7 Things We Can Learn from John Boyega’s “Attack the Block”

I finally watched Attack the Block, John Boyega’s film debut from 2011 about kids from a South London housing project who become the world’s first line of defense against an alien invasion. It has a very 1980s feel, like those movies from your childhood that made you wish your friends could have thrilling adventures.

It’s a nearly perfect movie, in my opinion, and if you haven’t seen it, I recommend watching it1 before reading any further. If you want to brave the article below, the spoilers are pretty mild and vague.

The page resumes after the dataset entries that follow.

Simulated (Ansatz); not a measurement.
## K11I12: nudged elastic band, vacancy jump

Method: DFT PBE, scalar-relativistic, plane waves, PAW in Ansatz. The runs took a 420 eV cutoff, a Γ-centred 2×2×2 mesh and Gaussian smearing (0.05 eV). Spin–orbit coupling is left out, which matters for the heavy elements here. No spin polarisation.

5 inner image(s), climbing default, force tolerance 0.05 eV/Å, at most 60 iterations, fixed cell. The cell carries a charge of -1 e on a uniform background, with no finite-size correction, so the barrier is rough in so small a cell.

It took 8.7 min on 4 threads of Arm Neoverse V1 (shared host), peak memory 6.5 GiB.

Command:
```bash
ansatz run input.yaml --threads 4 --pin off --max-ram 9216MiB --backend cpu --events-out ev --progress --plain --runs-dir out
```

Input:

What makes this movie so great? Here are seven takeaways:

1. There are Enough Villains to Go Around

Our heroes in this movie are outrunning, outgunning, and outwitting three major opponents: the aliens, the police, and Hi-Hatz (the drug boss of the Block). A lot of stories have just one antagonist, or a main antagonist and his henchmen, but having multiple, separate antagonists makes for a richer story with more opportunities for tension and surprise.

For example, a common pitfall in thrillers is that any time things get a little quiet, the audience knows the bad guy is about to pop out from behind a corner. Having multiple villains allows for more surprise – when we think the kids are about to get jumped by the aliens, it turns out to be the cops, etc.

It also creates richer conflicts. There are several scenes in which the kids are being detained by one villain (the police or Hi-Hatz), only for that detainment to make them vulnerable to an even bigger threat (the aliens). It makes their predicament feel that much more impossible as they become boxed in from threats on all sides.

Having multiple, unrelated villains risks making a story feel unfocused but it works in Attack the Block because (a) there’s a logical (and connected) reason why each villain is after our heroes, and (b) there’s a clear pecking order between them, with the aliens being the scariest, the cops being the least scary, and Hi-Hatz being somewhere in the middle.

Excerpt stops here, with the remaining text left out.